Tasman union back on agenda

THE DIFFERENCES between the laws of Australia and New Zealand were the subject of a public hearing last week after the federal Attorney-General called for an inquiry into the lack of…

THE DIFFERENCES between the laws of Australia and New Zealand were the subject of a public hearing last week after the federal Attorney-General called for an inquiry into the lack of harmonisation between the two countries’ legal systems.

The House of Representatives Legal and Constitutional Affairs Committee met to assess how differences between the legal systems of the states and territories and the Commonwealth affect trade and commerce, as well as issues affecting businesses operating in both Australia and New Zealand.

The differences were the main source of discussion last Tuesday 21 March, when the Committee considered areas including legal procedures, partnership law, evidence law and standards of products, as requested by Attorney General Philip Ruddock.

Dr Nicholas Horne, Inquiry Secretary at the Committee Secretariat, told Lawyers Weekly that last week’s hearing reached no real conclusions; rather, it was an information gathering exercise.

Making judgments on the relative merits of the different systems would be a decision for the governments of the various jurisdictions, said Committee chairman Peter Slipper. “What we aim to do is to identify the areas of difference that are having the greatest impact, see where harmonisation might be possible, and find out if costs can be reduced and duplication avoided,” he said.

“The Committee will also consider the different ways in which harmonisation might be achieved, looking beyond what has occurred in the past, to see if new models might be developed,” Slipper said.

The Standing Committee on Legal and Constitutional Affairs this month discussed a possible harmonisation of legal systems in the House of Representatives. Speaking on March 7, Professor Gordon Walker, professor in commercial law at La Trobe University and head of its law school, discussed the well-reported difficulty Australia is having with the United States — what he called a “tension between nationalism on the one hand and globalisation on the other”.

“There has always been a tension between the desire of a nation or a jurisdiction to uphold the integrity of its own capital markets laws to protect investors and attract investment … and the desire to enter into bilateral or multilateral relationships,” Walker said.

“What we are seeing now in the Australia-US relationship is a kind of version of what we have been observing in the New Zealand-Australia relationship —that is, both countries are saying, ‘We have got laws that protect our investors. We want strong laws because we want to attract foreign investors. We want to be sure of the integrity of our own rules. But, on the other hand, New Zealand and Australia are very close; it is a globalising world and New Zealand and Australia are old friends. Let’s see if we can facilitate things.’ We are going to see that tension playing out, it seems to me, all the way through this law,” Walker said.
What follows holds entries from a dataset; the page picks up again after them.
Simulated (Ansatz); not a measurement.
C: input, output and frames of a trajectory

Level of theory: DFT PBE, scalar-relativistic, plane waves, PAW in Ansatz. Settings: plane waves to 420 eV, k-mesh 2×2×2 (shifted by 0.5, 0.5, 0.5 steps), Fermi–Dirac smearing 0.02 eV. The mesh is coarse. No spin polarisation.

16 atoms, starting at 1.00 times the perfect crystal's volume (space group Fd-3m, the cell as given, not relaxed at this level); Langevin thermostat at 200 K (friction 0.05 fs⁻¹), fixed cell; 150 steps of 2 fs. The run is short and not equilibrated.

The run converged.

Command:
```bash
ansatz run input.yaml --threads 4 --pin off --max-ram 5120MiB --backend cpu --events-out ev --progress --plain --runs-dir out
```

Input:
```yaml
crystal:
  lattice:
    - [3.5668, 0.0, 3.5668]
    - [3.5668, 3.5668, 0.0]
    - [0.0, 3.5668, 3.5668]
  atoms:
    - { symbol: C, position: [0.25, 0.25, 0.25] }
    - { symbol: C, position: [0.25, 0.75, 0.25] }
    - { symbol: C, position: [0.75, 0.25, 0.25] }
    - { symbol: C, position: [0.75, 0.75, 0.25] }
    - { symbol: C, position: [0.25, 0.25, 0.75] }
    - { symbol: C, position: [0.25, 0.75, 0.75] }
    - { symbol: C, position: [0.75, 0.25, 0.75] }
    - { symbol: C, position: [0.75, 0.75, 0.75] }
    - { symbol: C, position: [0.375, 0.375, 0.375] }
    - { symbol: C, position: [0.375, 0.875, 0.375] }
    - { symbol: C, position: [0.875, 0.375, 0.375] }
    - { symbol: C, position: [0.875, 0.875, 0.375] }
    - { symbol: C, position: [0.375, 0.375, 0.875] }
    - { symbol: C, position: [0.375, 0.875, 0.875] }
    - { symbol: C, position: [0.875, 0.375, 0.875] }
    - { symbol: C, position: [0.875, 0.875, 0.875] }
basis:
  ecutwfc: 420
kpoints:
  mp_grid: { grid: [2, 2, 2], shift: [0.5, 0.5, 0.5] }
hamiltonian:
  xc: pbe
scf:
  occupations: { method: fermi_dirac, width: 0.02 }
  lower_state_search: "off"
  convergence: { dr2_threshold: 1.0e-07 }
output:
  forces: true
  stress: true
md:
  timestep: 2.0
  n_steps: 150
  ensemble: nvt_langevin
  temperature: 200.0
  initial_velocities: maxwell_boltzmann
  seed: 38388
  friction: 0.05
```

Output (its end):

An issue for Walker, as well, is the idea that New Zealand has more to gain from this process than Australia, and he noted there had been some push from New Zealand.

Another point, he said, is that in certain key areas New Zealand would have to adopt Australian law, “if not verbatim, then perhaps tweaked to make it a little bit more effective”.

“There has been a lot of talk about harmonisation. The way a lot of lawyers would look at the process so far is to say that if that were the case then when we reframed the Corporations Law why didn’t we look at the New Zealand Companies Act 1993? We did not.”

Slipper noted in the House of Representatives that the best form of harmonisation might be to unify the two countries. “Abolish the states and have a unitary system, one government for Australia and New Zealand. But we have to deal with reality, and that is obviously not going to happen in the short term, if ever.”

Walker agreed that it is unlikely the two countries would achieve a political union, and that the next step is likely to be an economic union.

“We have the free trade agreement. The way I see the phasing — and I am sure this is how the politicians see it, certainly from all the evidence — is that we have pushed this one just about as far as we can go … The next step is whether we can get to an economic union, to some form of common market or whatever. That is really the next step, and a lot of this movement we see on the legal side seems to me to be just another strand moving in that direction.”

In August last year the release of a discussion paper by the Trans-Tasman Working Group, entitled Trans-Tasman Court Proceedings and Regulatory Enforcement, was the result of collaboration between officials from both countries. It was expected to result in better cooperation in civil court proceedings between the countries, Ruddock said at the time.

“This will benefit organisations conducting business across the Tasman and individuals caught up in trans-Tasman legal disputes,” he said.